Two years. Nine months. Three Weeks. Two days. That’s how long I held the title of Stay-at-Home-Mom. I fully intended to keep it for at least another year or two…or five. Following my “plan,” my son would likely be in First Grade before I considered full-time employment.
And then… God intervened and laughed at my “plan,” as He often does.
I saw a job description that looked like it was literally written with me in mind. Within weeks, the job was mine! So, now what? Would my son be ready for school? Would he stay with grandma? I’ve been home with him since birth. How could I go more than nine hours without seeing him? How would he nap without me? How could I let someone else care for him ALL DAY!? These questions flooded me.
My husband and I decided this was too good of an opportunity to pass up. Not only was I excited about the job but, there is a wonderful school close by. We enrolled our son into their Pre-K 2 program, prayed a lot, and gave it try! So, here we are, more than two months later. Sure, there have been some bumps in the road, but I feel like we zoomed right over them.

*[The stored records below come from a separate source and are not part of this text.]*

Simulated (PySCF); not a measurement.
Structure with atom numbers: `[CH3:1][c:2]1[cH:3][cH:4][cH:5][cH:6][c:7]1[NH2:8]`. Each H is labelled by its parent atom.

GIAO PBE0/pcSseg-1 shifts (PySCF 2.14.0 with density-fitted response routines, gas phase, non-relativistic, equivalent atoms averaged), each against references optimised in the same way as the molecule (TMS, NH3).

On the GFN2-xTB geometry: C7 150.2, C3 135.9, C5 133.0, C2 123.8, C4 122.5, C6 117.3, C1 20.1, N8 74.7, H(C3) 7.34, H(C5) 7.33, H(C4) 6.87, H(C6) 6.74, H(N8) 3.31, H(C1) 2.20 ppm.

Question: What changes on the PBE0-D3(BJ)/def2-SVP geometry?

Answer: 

I realize every family, every mom, and every child is different. But, if you’re ready to head back to an outside-of-the-house job, here are five things I’m keeping in mind as we make this BIG transition:
1) Expect Different– As a SAHM, I have a certain way I do things for my son. I cut up his half sandwich in to 8 bite size parts (excessive?). I let him linger in our bed watching a show in the mornings. I linger with him. Now, I certainly have no time to linger. And guess what? Turns out my nearly 3 year old child is somewhat flexible (most mornings). We do things differently now and different is OK.
2) Ask for Back Up– I have a great support team with my husband and my mother-in-law. My husband takes over in the mornings and gets our child out the door. When he needs back up, my mother-in-law steps in. Your support team might be a neighbor or friend who can help you with pick up or drop off or maybe it’s the staff at Luby’s who gets dinner on the table. Either way, support has been key. This leads me to my next point.
3) Relinquish the Need for 24/7 Control– As a SAHM, I knew every detail of every second of my son’s day. Now, I get reports from his teacher, my husband, and my mother-in-law. At times, this has been VERY HARD. But, my son is thriving. As much as this is an opportunity for me, this is an opportunity for him. We are expanding his little world and he just loves it!
4) Give it a Fair Try– I have felt sad, guilty, and uncertain at times. But, then I remember all the good that has come out of my decision to return to work. The first few weeks were a rollercoaster. We stuck it out and now, we are in a new routine that is actually working! If you’re in doubt at the beginning, give it some time. Don’t give up too soon.
5) Talk to other moms– They are full of great advice and tips on how to juggle it all. They also reassure me that sometimes you just have to let the laundry wait another day and give yourself a pass.
I know not everyone can choose to work or stay home with their children on a whim. Not every child is ready to be thrust into a different care situation. But, if you find yourself, like me, making the transition from stay-at-home-mommy to working mommy or thinking about it, I want to encourage you! Everyone will be fine and you’ll get to sit down and eat lunch, like for an entire hour.